All Men Must Dine, set up by HBO, serves up medieval banquet inspired by the show and food mentioned in the book
The seven deadly sins get a pretty good showing on Game of Thrones. If one character isn’t poisoning another in the name of envy or greed, they are almost certainly engaged in some lust-fuelled activity, often with a sibling. But at the Game of Thrones pop-up restaurant, in London for three days, the sin at the heart of the whole affair is unadulterated gluttony.

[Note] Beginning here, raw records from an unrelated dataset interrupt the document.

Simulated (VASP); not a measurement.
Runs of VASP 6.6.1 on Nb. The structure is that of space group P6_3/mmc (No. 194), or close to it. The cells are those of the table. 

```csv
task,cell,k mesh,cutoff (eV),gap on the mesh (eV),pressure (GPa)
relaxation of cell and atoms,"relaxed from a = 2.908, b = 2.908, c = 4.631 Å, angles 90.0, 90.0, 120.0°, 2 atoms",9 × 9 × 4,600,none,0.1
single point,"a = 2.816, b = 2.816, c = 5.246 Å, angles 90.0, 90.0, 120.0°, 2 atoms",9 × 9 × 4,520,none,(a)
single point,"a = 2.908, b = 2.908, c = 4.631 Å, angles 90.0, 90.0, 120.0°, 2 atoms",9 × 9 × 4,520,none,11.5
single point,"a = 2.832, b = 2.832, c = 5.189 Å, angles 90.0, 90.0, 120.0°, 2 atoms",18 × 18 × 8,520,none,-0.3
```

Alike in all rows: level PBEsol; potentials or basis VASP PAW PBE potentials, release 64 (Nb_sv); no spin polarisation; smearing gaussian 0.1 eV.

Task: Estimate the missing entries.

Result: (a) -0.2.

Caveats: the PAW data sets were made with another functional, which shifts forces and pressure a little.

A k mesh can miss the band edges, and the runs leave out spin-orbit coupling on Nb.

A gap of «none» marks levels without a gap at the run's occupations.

As one of the first guests to be ushered in to the opulent dining hall and confronted with a banquet table decorated with overflowing platters of fruit, feathers and a real-life human contortionist, one thing swiftly became clear: this whole affair was a monument to culinary excess. We were also warned there may be a couple of potential assassins or Dothraki whores in our midst, but in the world of Westeros such things are really par for the course.
The lavish, immersive restaurant, called All Men Must Dine, has been set up by HBO to mark the release of season four of the popular fantasy drama on DVD. Open from 13 to 15 February, the selected diners (winners of a Sky competition) temporarily leave behind their ordinary identities to become the elite lords, ladies and princes privy to the clandestine meeting of the Small Council in King’s Landing.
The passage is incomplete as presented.